* Slowly circling around to working on some of the stalled projects...added a few rounds to the Little Ice Age socks, added a few rows to the Ostrich Plumes stole. I don't know. I want stuff to be done and I want to start new stuff but I'm finding it hard to force myself to work on the various projects.
* From the Better to be Lucky than Good (I guess) files: I had been promising a women's group I belong to that I'd look into how many scholarships we'd need to reassign. (The way our scholarship works is, once a recipient has won it, they get to keep it provided they have at least a 3.2 GPA, and they keep it until they are done with school - we've had a few people who first got the scholarship as an undergrad keep it through their Master's program). I had e-mailed early in the month to the administrator who is in charge of keeping the records. THEN the IT guys changed up the e-mail system on campus WITHOUT TELLING ANYONE and a goodly number of people could either not send, or were not receiving, their e-mail. (Mine was okay, I tested it - but a couple people who were trying to mail me were apparently caught up in the "can't send" bin).
I e-mailed again last week, and then called. (I hate being "that woman" but it was fairly urgent I get it done; we were supposed to present the potential new recipients at next month's meeting, and the whole committee needed to meet).

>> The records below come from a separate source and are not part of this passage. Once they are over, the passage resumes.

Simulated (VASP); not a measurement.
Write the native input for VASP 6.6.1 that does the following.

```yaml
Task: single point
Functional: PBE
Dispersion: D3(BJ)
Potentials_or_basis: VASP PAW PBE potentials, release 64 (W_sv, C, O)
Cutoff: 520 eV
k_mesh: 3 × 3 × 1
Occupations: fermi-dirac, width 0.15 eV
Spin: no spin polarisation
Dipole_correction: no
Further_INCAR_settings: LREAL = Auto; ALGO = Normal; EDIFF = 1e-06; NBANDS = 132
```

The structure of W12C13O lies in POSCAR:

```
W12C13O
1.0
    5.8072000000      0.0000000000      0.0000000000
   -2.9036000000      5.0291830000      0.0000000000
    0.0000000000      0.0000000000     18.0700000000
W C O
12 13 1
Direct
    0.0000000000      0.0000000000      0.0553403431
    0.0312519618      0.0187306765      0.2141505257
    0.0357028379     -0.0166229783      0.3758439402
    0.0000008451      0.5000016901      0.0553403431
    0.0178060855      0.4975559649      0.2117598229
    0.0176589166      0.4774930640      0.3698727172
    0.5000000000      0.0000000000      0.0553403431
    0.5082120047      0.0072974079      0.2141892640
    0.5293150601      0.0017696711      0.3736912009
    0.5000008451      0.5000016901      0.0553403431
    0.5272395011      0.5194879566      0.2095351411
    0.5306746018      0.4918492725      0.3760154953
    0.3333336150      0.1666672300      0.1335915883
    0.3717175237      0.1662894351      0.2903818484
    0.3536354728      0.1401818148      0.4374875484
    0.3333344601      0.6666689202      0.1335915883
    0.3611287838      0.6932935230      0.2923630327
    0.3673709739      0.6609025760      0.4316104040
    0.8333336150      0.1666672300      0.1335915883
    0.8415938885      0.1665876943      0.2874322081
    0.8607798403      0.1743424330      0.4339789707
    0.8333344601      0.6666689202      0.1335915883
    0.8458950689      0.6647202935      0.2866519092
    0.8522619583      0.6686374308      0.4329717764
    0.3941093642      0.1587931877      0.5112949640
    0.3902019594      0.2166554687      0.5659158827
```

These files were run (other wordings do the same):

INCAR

I was really unhappy about how long it was taking because there are two people in the group who seem to have bought into the meme that college professors are a lazy bunch who don't even work 20 hours a week, and if I fail to get something done I get snarked at in a low-level sort of way, and while I'm tough enough to withstand the snark, it just feels very unfair, when I know what I am doing every day of my life vs. what the snarkers are doing.
Also, the "present the candidates" arose because someone in the group was offended, apparently, that we were awarding scholarships to International students. There is nothing in the by-laws that says we should not, and frankly, that year, the International student we gave it to was CLEARLY the best candidate (in terms of GPA, need, activities, and potential). So now because of that we have to "present" the candidates and make sure everyone is okay with them. Which adds another layer of time pressure and complexity.
But anyway - I was stressing over not having the information, because I could just hear in my mind what a couple people would be saying if I didn't have candidates to present. (I will also note in passing that I almost very publicly resigned from this post a year or so back, when someone decided to level a big criticism about the selection process *in front of the entire group* at the meeting. I'm sorry but it's really shabby, in my opinion, if you have a big criticism of how someone does something, to hit them with it for the first time very publicly and in front of the rest of a group. At that point I did almost wind up getting upset because I was tired, I'd been juggling a lot of stuff that week, and just getting hit with, "I don't like how you're doing this extra unpaid volunteer job that I don't help at all with and I'm going to humiliate you in front of everyone else by calling you out on it right here when you don't have a chance to defend yourself." I was taught: "praise in public, criticize in private" and I think that's a good motto. I've never yet "spite quit" anything but that time I came really close to saying, "If you don't like how I'm leading this committee, you take a try at it" and walked out of there.)
So anyway, I was expecting the whole thing to wind up as a giant cluster.
And then, yesterday, I decided to just GO OVER to the office in question and ask in person. So I did. Turns out we only have one open slot this fall, and the admin figured it wasn't worth putting out a call for just one slot (we get like 50 applicants). Also, several people currently receiving scholarships are graduating in December, so what makes a lot more sense is to put out a call in January and offer the scholarship for summer term (when financial aid is a lot tighter) or fall 2014. So I'm off the hook, which is a huge relief. (Oh, I'm sure critics gotta criticize, but I think my decision is fully defensible and at any rate, it's backed up by a university admin, so there.)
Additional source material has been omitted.